First African-American Male on Board of Trustees celebrate victory

By Denise Jones

Normally that startling statement would lead you to think of a violent act. Not this time, it’s the unofficial results of Tuesday,s LBCC BOT Area 1 election, where Incumbent Trustee Jeff Kellogg may have been unseated by part-time CSULB engineering professor, Uduak-Joe Ntuk.

By 11:30, the LA County Registrar-Recorder’s office was reporting the results for 30 out of 45 precincts, with a tally of 2,858 (54.6%) votes for Ntuk and 2,380 (45.4%) for Kellogg.

Following behind the legacy of Patricia Lofland, who was the first African American elected to the Board, Ntuk campaigned on a platform of looking toward the future for students. His plans include a dual degree programs for high school students to earn an A.A degree as well as their high school diploma and increasing the opportunities for more vocational education in the trades.

Rex Richardson, vice mayor of Long Beach & Councilman of District 9, which also covers North Long Beach and is the youngest vice mayor in history of Long Beach at the age of 32, said of Ntuk’s claimed win “North Long Beach stepped up, really proud North Long Beach and the vote turn out in North Long Beach. People thought he didn’t have a shot. Elections are the best way to take a poll to check the pulse of the community and people may not have agreed but the voters have agreed that it was time for new leadership on the board and a new direction for the board.”

Supports and volunteers waited for official election results at the Weiland Brewery on Atlantic  in Bixby Knolls, an area also known as Uptown. Shortly after 10 p.m., in a packed room, Ntuk praised his family, friends, supporters and volunteers for all of their hard-work and time. He also thanked two young volunteers, Ashley Nusbaum and Samira Foy for their “black girl magic” during the campaign. Both are 24-year-old college graduates from the CSU system.

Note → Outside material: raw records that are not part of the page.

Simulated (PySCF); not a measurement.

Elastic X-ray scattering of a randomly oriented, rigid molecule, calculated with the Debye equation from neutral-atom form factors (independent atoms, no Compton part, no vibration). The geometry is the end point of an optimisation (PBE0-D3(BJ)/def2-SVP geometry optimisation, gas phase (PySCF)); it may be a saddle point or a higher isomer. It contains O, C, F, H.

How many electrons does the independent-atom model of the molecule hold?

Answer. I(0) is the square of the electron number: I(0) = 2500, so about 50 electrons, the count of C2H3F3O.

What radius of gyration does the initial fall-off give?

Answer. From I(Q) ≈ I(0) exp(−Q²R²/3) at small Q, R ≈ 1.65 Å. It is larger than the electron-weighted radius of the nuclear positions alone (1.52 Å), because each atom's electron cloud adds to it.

Uduak-Joe, Ntuk, third center, posing with supporter’s at Weiland Brewery in Bixby Knolls which included Trustee Sunny Zia pictured last.

Nusbaum said working on Ntuk’s campaign was rewarding. “Uduak also gave me the opportunity to not only get experience right out of college but to learn and grow within my industry. And learning how to ask the right questions.”

Foy, who handled the graphics for the campaign said, “It was a connection for me because my parents met at LBCC.”

Speaking on his past experience as a former LBCC student and now educator of today’s students, Ntuk said, “I have front line actual experience in the classroom. I have worked with the students of today. We have students who are Veterans, who are single parents, who are sleeping in their car, I have taught those students. I used to be one of those students. I was one car accident away from being homeless as a student. I was a teen parent, working 2 jobs, playing football going to LBCC back in the 90’s, that was the only place I could go, LBCC was there.”

Speaking of his opponent Ntuk said, “We just unseated a millionaire who doesn’t understand what it’s like to struggle, he doesn’t understand what it’s like to be a first-generation student, when no one’s holding your hand.”